WASHINGTON - The United States on Monday expressed concern anew about reports of extrajudicial drug killings in the Philippines and urged President Rodrigo Duterte's government to ensure that law-enforcement efforts ''comply with its human rights obligation.''
The State Department comment followed the release of Philippine police figures showing there have been about 1,800 drug-related killings since Duterte took office seven weeks ago and launched a war on narcotics, far higher than previously believed.
"We are concerned by reports regarding extrajudicial killings of individuals suspected to have been involved in drug crimes in the Philippines," State Department spokeswoman Anna Richey-Allen said.
"The United States believes in the rule of law, due process, and respect for universal human rights, and that these principles promote long-term security."
Two weeks ago, the US embassy in Manila emphasized that the monetary assistance it provides Philippines must "promote due process and rule of law."

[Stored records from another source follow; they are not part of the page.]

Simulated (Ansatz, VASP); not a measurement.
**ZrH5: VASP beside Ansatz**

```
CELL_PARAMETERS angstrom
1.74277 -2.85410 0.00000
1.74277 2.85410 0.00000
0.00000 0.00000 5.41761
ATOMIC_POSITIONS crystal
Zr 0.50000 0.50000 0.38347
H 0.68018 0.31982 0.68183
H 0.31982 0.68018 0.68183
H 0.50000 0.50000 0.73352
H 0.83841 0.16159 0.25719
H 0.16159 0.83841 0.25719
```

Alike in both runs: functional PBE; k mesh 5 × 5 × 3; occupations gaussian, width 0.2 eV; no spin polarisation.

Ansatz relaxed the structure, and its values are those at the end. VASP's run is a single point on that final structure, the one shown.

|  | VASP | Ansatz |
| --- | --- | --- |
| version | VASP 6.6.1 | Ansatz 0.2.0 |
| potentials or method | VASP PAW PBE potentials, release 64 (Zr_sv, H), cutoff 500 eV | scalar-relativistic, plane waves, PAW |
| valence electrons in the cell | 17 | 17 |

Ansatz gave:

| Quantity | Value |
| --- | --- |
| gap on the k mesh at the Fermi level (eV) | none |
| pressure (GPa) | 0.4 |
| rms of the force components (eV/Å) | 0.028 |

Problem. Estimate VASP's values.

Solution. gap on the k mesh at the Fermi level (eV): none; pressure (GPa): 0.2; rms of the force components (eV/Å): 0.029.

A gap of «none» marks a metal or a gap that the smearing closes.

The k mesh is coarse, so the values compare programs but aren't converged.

US aired its concern over "reports regarding extrajudicial killings of individuals suspected to have been involved in drug activity in the Philippines."
"We strongly urge the Philippines to ensure its law enforcement efforts are consistent with its human rights obligations," it said on August 12.
READ: US expresses concern over extrajudicial killings in PH
"The United States strongly believes in the rule of law, due process, and respect for universal human rights, and that these principles promote long-term security," US embassy said.